Implement SFT Sample Packing
Company: Microsoft
Role: Machine Learning Engineer
Category: Coding & Algorithms
Difficulty: medium
Interview Round: HR Screen
Quick Answer: This question evaluates proficiency in preprocessing for autoregressive language models, including deterministic sequence packing, construction of loss masks, segment range bookkeeping, answer span localization, and handling truncation and padding edge cases.
Constraints
- 0 <= len(samples) <= 2000
- 1 <= max_length <= 100000
- 0 <= len(prompt_tokens), len(answer_tokens) for every sample
- The total number of input tokens across all prompts and answers is at most 200000
- Token IDs, `eos_id`, and `pad_id` are integers
Examples
Input: ([{'prompt_tokens': [1, 2], 'answer_tokens': [3, 4]}, {'prompt_tokens': [5], 'answer_tokens': [6]}, {'prompt_tokens': [7, 8, 9], 'answer_tokens': [10]}], 8, 99, 0)
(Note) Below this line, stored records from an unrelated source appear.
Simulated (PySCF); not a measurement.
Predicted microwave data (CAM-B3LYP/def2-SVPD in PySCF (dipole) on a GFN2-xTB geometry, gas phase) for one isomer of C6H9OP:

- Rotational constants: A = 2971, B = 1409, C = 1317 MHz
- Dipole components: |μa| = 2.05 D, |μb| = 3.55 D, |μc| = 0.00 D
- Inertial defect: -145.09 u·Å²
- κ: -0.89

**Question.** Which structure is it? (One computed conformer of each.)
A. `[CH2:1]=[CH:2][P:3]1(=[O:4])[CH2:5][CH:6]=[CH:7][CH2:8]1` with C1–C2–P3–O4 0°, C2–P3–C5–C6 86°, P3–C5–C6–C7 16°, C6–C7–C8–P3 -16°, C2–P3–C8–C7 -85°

Expected Output: [{'input_ids': [1, 2, 3, 4, 99, 5, 6, 99], 'loss_mask': [0, 0, 1, 1, 1, 0, 1, 1], 'segment_ranges': [[0, 5], [5, 8]], 'answer_start_positions': [2, 6]}, {'input_ids': [7, 8, 9, 10, 99, 0, 0, 0], 'loss_mask': [0, 0, 0, 1, 1, 0, 0, 0], 'segment_ranges': [[0, 5]], 'answer_start_positions': [3]}]
Explanation: Example lengths are 5, 3, and 5. After sorting by length descending with stable tie handling, the two length-5 examples are considered first. The length-3 example fits into the first pack, producing one full pack and one padded pack.
Input: ([{'prompt_tokens': [1, 2, 3, 4], 'answer_tokens': [5, 6]}, {'prompt_tokens': [7], 'answer_tokens': [8, 9]}, {'prompt_tokens': [10, 11], 'answer_tokens': [12]}, {'prompt_tokens': [], 'answer_tokens': [13]}], 6, 99, 0)
Expected Output: [{'input_ids': [7, 8, 9, 99, 13, 99], 'loss_mask': [0, 1, 1, 1, 1, 1], 'segment_ranges': [[0, 4], [4, 6]], 'answer_start_positions': [1, 4]}, {'input_ids': [10, 11, 12, 99, 0, 0], 'loss_mask': [0, 0, 1, 1, 0, 0], 'segment_ranges': [[0, 4]], 'answer_start_positions': [2]}]
Explanation: The first sample is skipped because its example length is 7, which exceeds `max_length = 6`. The remaining examples have lengths 4, 4, and 2. The length-2 sample is packed into the first available pack with enough space.
Input: ([], 5, 99, 0)
Expected Output: []
Explanation: With no samples, there are no packed sequences to return.
Input: ([{'prompt_tokens': [1, 2], 'answer_tokens': []}, {'prompt_tokens': [3], 'answer_tokens': [4, 5]}, {'prompt_tokens': [], 'answer_tokens': []}], 4, 9, 0)
Expected Output: [{'input_ids': [3, 4, 5, 9], 'loss_mask': [0, 1, 1, 1], 'segment_ranges': [[0, 4]], 'answer_start_positions': [1]}, {'input_ids': [1, 2, 9, 9], 'loss_mask': [0, 0, 1, 1], 'segment_ranges': [[0, 3], [3, 4]], 'answer_start_positions': [2, 3]}]
Explanation: An empty answer still contributes the trailing EOS, which is supervised. The fully empty sample becomes just `[eos_id]` with loss mask `[1]`, and it is packed after the length-3 sample.
Hints
- Build each sample's tokens, loss mask, and answer start offset before you start packing.
- To make the packing deterministic, sort by descending example length and then scan existing packs from left to right to find the first one with enough remaining space.